Tomorrow is Easter Sunday. I love Easter. The beauty of what the Lord has done for us reduces me to tears and brings me to my knees. I am humbled. I rejoice. I am contemplative. I am giddy. I am seriously in love with my Father, my Lord and the One that loves me most!
Tomorrow is Easter Sunday. When I was young we always got new Easter clothes. Even if we couldn’t afford clothes all year we dressed up fancy on Easter. Patent leather shoes shined from under, dare I say, crinoline skirted dresses and little white purses hung from our wrists. My brothers sported black pants, little precious suit coats and bow ties. We were too cute. This year I have the perfect pastel beads that my African lady friends strung for me, but I have nothing to go with. It’s cold and I’m not prepared for spring attire. I want to stay cozy, delve deep under the quilted covers and remain firmly planted in my fuzzy, flannel pj bottoms.

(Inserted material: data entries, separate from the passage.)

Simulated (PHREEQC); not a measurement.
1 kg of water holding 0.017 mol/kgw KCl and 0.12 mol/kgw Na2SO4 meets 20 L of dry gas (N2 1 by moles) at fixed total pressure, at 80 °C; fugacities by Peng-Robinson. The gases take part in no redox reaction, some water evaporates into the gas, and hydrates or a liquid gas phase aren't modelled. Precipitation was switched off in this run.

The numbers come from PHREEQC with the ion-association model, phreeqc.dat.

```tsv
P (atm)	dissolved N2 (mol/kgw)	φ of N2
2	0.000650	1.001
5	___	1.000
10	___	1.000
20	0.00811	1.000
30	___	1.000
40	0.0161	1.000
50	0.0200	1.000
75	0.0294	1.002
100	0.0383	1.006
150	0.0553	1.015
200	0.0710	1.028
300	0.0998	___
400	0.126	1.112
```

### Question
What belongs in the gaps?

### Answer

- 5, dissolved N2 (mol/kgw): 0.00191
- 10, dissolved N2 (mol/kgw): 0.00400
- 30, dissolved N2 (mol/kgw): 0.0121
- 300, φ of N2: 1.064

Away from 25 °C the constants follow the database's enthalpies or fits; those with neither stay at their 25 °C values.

I think it’s the same feeling I get when God reveals a new prophetic word over my life. The excitement is there, it wells up inside me but it seems too far away from the moment I’m living in to grasp it. I’m not sure how to wear it, balancing the climate of now. It’s hard to embrace what I don’t comprehend and I would feel safer to stay where I’m at.
Tomorrow is Easter Sunday. Sometimes the season changes before the weather catches up with it and it’s time to put away the heavy coats, boots and leggings that bind us. It’s time to say goodbye to dead leaves strewn around the yard and notice the little grass growths underneath. It’s time to look past the wind and the rain and perceive the new life it brings to the rose bushes and daffodils. It’s an opportunity to reach out for what we can trust will be there. Spring comes every year; God’s word never returns void. There’s a brilliance in the sun today belying the chill of the air and I’m ready for winter to be over.
Tomorrow is Easter Sunday. I think I’ll take the Word, my Call, from the One who rose out of His grave for me, and run. Arms outstretched. At the ready. Not looking back but racing straight ahead. Without fear and with anticipation that more will come to the knowledge of His Saving Grace because of it. Spring has sprung in my heart and with it the birth of promise!